Technician Tuesday: Velcro cable ties

I would not have thought Velcro cable ties would make such a huge change to my life, but they have. I have years of accumulated cables for various electronics, past and present.

No matter where those cables are, they usually look messy. I bought some Velcro cable ties. I am very surprised at how much they help control the tangling and clutter.

I’m also surprised at how meditative and pleasant it’s been to go through a pile of cables, separate, straighten, and tie everything up in neat bundles. It’s been great.

Mindset Monday: The Cloud and TANSTAAFL

The word “cloud” has long existed in the English language. “The cloud” took on a technological meaning several years ago.

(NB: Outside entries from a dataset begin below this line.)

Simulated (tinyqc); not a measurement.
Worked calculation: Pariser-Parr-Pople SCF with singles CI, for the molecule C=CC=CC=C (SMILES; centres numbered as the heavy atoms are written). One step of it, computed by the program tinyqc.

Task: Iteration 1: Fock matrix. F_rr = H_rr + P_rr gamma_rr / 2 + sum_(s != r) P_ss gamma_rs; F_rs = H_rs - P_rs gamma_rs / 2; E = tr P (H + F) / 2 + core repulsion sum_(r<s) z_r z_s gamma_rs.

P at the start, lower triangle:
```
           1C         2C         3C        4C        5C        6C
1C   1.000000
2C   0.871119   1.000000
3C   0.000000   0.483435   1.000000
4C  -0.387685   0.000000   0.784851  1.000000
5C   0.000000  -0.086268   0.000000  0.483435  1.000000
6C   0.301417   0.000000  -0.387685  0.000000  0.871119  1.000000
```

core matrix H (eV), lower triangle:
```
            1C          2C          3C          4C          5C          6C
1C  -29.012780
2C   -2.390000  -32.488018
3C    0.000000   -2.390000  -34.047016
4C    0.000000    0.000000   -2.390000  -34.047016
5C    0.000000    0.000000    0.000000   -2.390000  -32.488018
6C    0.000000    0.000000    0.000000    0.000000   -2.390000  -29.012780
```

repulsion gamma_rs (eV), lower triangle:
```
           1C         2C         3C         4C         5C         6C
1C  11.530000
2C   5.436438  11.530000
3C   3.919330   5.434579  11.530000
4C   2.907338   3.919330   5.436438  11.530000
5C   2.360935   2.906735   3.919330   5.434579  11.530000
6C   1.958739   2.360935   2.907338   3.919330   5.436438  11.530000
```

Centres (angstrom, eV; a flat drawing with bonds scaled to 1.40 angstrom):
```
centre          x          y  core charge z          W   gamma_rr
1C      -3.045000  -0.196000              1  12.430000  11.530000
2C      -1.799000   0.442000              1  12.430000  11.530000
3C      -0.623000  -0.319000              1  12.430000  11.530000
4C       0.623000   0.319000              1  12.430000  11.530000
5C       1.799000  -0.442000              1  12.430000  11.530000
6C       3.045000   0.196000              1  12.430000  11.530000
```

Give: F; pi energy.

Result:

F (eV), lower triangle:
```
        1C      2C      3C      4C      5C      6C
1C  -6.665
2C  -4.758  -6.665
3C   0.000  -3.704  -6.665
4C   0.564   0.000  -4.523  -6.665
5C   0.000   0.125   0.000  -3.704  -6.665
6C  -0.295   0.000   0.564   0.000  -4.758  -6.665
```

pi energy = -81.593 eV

The concept of “the cloud” was originally met with skepticism. It seemed unlikely that companies would throw away the investments they’d made in servers and the infrastructure to support servers and would entrust their data to servers that they didn’t have physical access to and which were run and maintained by people who weren’t their employees.

The skeptics were wrong. Even though “the cloud” means a computer owned by someone who isn’t you, once all the cyberpunk and world of tomorrow imagery is stripped away, “the cloud” became so popular it’s a multi-billion dollar business for multiple companies.

And yet, problems remain.

Today I read the article “Basecamp details ‘obscene’ $3.2 million bill that caused it to quit the cloud” by Simon Sharwood in The Register (article dated 2023 Jan 16). That article led me to “The world was promised ‘cloud magic’. So much for that fairy tale” also by Simon Sharwood (article dated 2022 Nov 2), “VC’s paper claims cost of cloud is twice as much as running on-premises. Let’s have a look at that” by Tim Anderson (article dated 2021 Jun 02), and “AWS Free Tier, where’s your spending limit? ‘I thought I deleted everything but I have been charged $200′” also by Tim Anderson (article dated 2021 May 28), all in The Register.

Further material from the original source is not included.